Theatre Faculty, 1997–2018 | Director, Graduate Program in Theatre, 2009–2018
Dan Hurlin’s mother evidently was not a big fan of flotation devices. When it came time to teach her children to swim, her method was to row them out in a boat to the middle of a lake, impart a few words of encouragement, and toss them overboard.
Hurlin ’79 (theatre) likes to tell his students that story to explain his sink-or-swim approach to developing new work. Terrifying? Absolutely. But with Hurlin, one of America’s most provocative and accomplished puppeteers, the results speak for themselves. “Whenever I start a project,” he once told The New Yorker, “I have no idea what the hell I’m doing.”

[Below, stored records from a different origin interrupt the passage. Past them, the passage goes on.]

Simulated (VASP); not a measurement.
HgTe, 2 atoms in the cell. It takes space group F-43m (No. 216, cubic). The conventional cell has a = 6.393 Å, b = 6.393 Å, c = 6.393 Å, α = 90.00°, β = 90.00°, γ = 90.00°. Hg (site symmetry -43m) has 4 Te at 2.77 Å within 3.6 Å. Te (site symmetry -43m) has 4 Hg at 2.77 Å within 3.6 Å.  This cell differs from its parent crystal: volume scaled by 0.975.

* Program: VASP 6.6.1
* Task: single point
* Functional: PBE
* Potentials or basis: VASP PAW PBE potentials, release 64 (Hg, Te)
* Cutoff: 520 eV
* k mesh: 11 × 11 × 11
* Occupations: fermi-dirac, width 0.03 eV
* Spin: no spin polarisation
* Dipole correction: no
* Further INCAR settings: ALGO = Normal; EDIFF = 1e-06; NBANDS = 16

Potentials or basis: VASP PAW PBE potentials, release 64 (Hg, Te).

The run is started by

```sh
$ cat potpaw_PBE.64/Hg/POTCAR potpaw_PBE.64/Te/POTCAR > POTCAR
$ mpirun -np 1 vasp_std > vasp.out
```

It’s not so much a confession as it is a clue to Hurlin’s creative process. Schooled as a Sarah Lawrence undergrad in the doctrine of the deep dive, Hurlin relishes the process of intensive exploration, trusting that he’ll find his way back to the surface. Eventually.
It’s in that same spirit that Hurlin is poised to make his latest big leap. At the end of the academic year, after two decades as a faculty member and director of the Graduate Program in Theatre, he’s stepping down to devote more time to his artistic pursuits.
Even at a college where performing arts faculty commonly enjoy active professional careers, Hurlin stands out. “Dan’s career and experience in the theatre program are unique, not only in what he does, but also that he has kept such a high profile as a director, a producer, and a performer,” notes Sara Rudner (dance).
“Dan built a remarkable graduate program, where interdisciplinary, devised-theatre artists create personal, truly original work.” —Shirley Kaplan (theatre, emerita)
It’s perhaps more conventional, at this stage of their professional lives, for sage masters like Hurlin to go in the opposite direction, to transition from the stage to the classroom. But Hurlin’s decision says a lot about the urgency he feels to speak up, with his mute puppets, about the injustices he sees in society.
“Dan is a true artist, and he can’t not respond to the world around him,” observes his former student, Josh Rice MFA ’14, now a fellow puppeteer and colleague. “That’s a gift.”
Hurlin’s work—including A Cool Million (1990), Quintland (1992), Hiroshima Maiden (2004), and Disfarmer (2009)—is known for being as timely as it is obscure, exploring such issues as corporate greed, corruption, isolation, violence, and destruction.
Such resonance is noteworthy, says Adrienne Willis ’01, given how often Hurlin reaches back to the distant past for his source material, as he did most recently with Demolishing Everything with Amazing Speed (2017). The work is based on four wordless scripts written by Italian futurist Fortunato Depero in 1917. Hurlin stumbled on the previously unknown scripts in 2013 while on a fellowship in Rome.
“He has his finger on the pulse before there’s a pulse,” marvels Willis, who heads LUMBERYARD Contemporary Performing Arts in Catskill, New York, where Hurlin serves as artistic adviser.
What’s next for Hurlin? If history is any indication, he may have absolutely no idea. But colleagues such as CB Goodman MFA ’15, an accomplished performance artist who both studied and worked with Hurlin, say they’re inspired by Hurlin’s willingness to take the plunge.
“It’s going to be fascinating to see what he does,” Goodman says, speaking for many of Hurlin’s admirers. “I can’t wait.”